Award/Legend

Japanese Cultural Icons Reign Supreme: Studio Ghibli and Godzilla Clinch Oscar Glory

Hello, first of all, I’d like to felicitate two of the Japan’s cultural giants on winning the Oscar.

The 2024 Academy Awards ceremony, held Sunday in Los Angeles, was a big happy night for two of them as anime powerhouse Studio Ghibli and the 70-year-old Godzilla franchise which won high accolades from Hollywood’s elite.

The award for best animated feature film went to Hayao Miyazaki’s “The Boy and the Heron,” while Takashi Yamazaki’s monster film “Godzilla Minus One” won best visual effects.

Japanese anime giant Hayao Miyazaki won a U.S. Academy Award for “The Boy and the Heron” on March 10, 2024 Sunday, claiming one of the industry’s top honors for the second time with his long-awaited comeback release, while the latest “Godzilla” film became the first title from Japan and Asia to win best visual effects.

The Boy and the Heron

Miyazaki’s 124-minute fantasy, which was selected in the Academy’s animated feature category, also won top prizes for the genre at the Golden Globes in January and the British Academy competition last month after its release in Japan last year.

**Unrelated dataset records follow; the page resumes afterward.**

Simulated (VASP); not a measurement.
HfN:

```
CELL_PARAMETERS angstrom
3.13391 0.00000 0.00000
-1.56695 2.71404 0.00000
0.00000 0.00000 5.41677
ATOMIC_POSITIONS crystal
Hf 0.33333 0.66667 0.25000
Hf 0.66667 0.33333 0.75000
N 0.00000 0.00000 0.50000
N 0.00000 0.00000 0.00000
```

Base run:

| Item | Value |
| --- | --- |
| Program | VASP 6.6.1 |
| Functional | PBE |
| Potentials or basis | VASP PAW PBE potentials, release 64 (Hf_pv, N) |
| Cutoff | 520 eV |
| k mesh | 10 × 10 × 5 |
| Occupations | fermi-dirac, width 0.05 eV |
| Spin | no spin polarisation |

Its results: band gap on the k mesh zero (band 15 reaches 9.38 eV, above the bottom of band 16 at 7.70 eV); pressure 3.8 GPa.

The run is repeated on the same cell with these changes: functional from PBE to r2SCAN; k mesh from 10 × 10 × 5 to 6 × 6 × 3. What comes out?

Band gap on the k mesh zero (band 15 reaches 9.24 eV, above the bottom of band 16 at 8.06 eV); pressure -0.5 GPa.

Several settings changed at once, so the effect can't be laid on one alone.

The latest work by Miyazaki, 83, is a fictional story set during World War II. Its protagonist, a Japanese boy named Mahito, moves to a new town after the death of his mother and meets a talking heron that leads him to a fantasy world.

The film, created at Studio Ghibli in Tokyo, beat four other features in the Academy awards category, including Walt Disney’s “Elemental” and U.S. superhero movie “Spider-Man: Across the Spider-Verse.”

“We are just extremely grateful. Miyazaki was very happy,” Toshio Suzuki, a producer and co-founder of Studio Ghibli Inc., Miyazaki’s production company, said at a press conference in Tokyo. Miyazaki did not attend the press conference.

Although Miyazaki had announced his retirement in 2013 after producing “The Wind Rises,” another of his Oscar-nominated films, he began his latest work in 2017.

Miyazaki’s “Spirited Away” won an Oscar in 2003, after being awarded the Golden Bear, the top prize at the Berlin International Film Festival, the previous year.

Around 50 people gathered at the studio in western Tokyo, cheering after hearing the announcement.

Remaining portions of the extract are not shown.